Not so much the actual cost but finding it in one hit.
Also , if this takes off, the cost of recharging is one point, second point is can the power systems sustain the load? Lots of unknowns!
Remember that the cost of the batteries and charging them is the cost of fuelling these vehicles, not just the cost of the electricity!

D.

DAD said...

ELECTRIC CARS

Further to your blog on electric cars.

I have never seen any comments by manufacturers or government about how the electric car will cope with the following items that we take for granted in petrol or diesel cars.

Car heaters and demisters. As someone who is old enough to remember cars with no heating I find that it incredible that this has not been brought forward as a great concern. Is the driver going to use some of the precious energy stored in his battery to heat the car? Even the heat to demist the windscreen would reduce the battery life considerably. Windows iced-up; you can forget about de-frosting them with battery power.

Headlights. How much will the use of headlights reduce the mileage that the vehicle can travel?

Air conditioning. Forget it. Just get used to sweating like a pig. No such comforts in an electric car.

I can see that a modern storage type heater can be installed in the car. It would be possible to charge this overnight whilst the battery is being charged. The problem is in the weight of the mass of thermal blocks necessary. This weight will reduce the total mileage of the vehicle.

What happens one (or perhaps, many) winters night. The car has been parked in the company’s car park all day with no possibility of powering a heater in the car (if one is fitted). A 6PM you leave work to go home. It is freezing. It is dark. The windows are covered with ice. You scrape them before driving off, but as you drive (using you headlights) the condensation of your breath freezes on the interior of the windscreen. You use the de-icer. The interior of the car stinks with the smell of the volatile ingredients. Perhaps they cause you to be light-headed. If you open the window (electrically operated?) you will be even colder. You know that the chemical efficiency of batteries (i.e. the power available) reduces with lower temperatures. All the time this thought will be going thought your mind, “Will I have enough power in your battery to get me home?” The stress and cold will, almost certainly, make you make stupid decisions. WHAT A NIGHTMARE!

Have the folk at Nissan thought about this?

William said...

It's possible, and I might be wrong, that Nissan know something about building cars. They might even employ a guy to consider the various technical obstacles.

Crinkly & Ragged Arsed Philosophers said...

Are we going back to arguing whether the moon's made of cheese?

Nissan has made a car or two in their time and have probably learned a few things along the way.

The price, range, life and cost of batteries, even performance are all factors to be considered - but for some it could be ideal, for others, a reasonable compromise while it won't float the boat for long haul enthusiasts and petrol heads.

There's one thing for sure, it beats first class walking. That alone will ensure it gets some sort of market, and I'm sure there's a bloke in Nissan with a stubby pencil who's had a stab at working that out.

subrosa said...

Apogee, cote buying is a scam is not not? ;)
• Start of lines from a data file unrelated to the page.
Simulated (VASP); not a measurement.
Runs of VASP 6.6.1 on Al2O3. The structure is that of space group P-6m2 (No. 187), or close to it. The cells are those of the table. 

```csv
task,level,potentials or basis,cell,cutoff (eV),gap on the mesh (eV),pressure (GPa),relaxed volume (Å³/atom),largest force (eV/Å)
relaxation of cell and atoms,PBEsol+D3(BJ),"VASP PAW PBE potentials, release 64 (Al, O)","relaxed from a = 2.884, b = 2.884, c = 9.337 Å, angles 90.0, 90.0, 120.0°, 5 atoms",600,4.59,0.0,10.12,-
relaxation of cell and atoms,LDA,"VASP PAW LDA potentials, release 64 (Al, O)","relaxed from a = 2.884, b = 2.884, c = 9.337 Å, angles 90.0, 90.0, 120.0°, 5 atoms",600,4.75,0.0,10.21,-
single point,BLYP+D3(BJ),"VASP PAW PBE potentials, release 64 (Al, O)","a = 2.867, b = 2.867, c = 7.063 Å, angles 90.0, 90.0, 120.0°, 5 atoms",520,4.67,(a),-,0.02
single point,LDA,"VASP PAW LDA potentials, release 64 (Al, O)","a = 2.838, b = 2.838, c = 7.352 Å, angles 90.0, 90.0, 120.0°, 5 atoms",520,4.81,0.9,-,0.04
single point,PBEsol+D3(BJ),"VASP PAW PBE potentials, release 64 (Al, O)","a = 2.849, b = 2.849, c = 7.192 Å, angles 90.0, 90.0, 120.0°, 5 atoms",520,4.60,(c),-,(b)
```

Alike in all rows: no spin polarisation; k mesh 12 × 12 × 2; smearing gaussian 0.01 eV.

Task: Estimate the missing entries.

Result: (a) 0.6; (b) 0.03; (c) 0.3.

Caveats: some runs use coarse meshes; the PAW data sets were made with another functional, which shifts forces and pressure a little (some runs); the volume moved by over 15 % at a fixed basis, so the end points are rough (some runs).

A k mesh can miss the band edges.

Of course the spec is too low for anyone who wants a car for convenience and to reach a destination without hassle.

Aye I see that. The batteries and charging costs are extra, even although charging seems to be self-service (from the videos so far).

Naw I'll pass on this idea.

subrosa said...

What an excellent comment DAD. I have no idea if your points have been analysed but I'm sure some of my readers will know.

Thank you anyway for highlighting these issues.

subrosa said...

Auch William, Nissan build petrol and diesel cars. Are you saying just because a TV manufacturer can build TVs then they know all about satellite navigation?

I know that to be untrue.

subrosa said...

I've said it could be fine for city dwellers and those who only do around 100 miles a week or so RA. Just had a thought, if you're held up for a while for some reason of course your car will be discharging. (I'm thinking of jams etc).

Oh I'm sure someone at Nissan is writing the advert now if he/she hasn't already done so.

subrosa said...

Sorry Richard, missed your comment.

I do connect where pollution is concerned and I'm all for modern technology to help anyone anywhere we can.

The problem is our small islands are being milked for monies by those who couldn't care less and as taxpayers I think we should object - I certainly do.

Some of the brown people's problems are caused by their own brown people - in fact most of them.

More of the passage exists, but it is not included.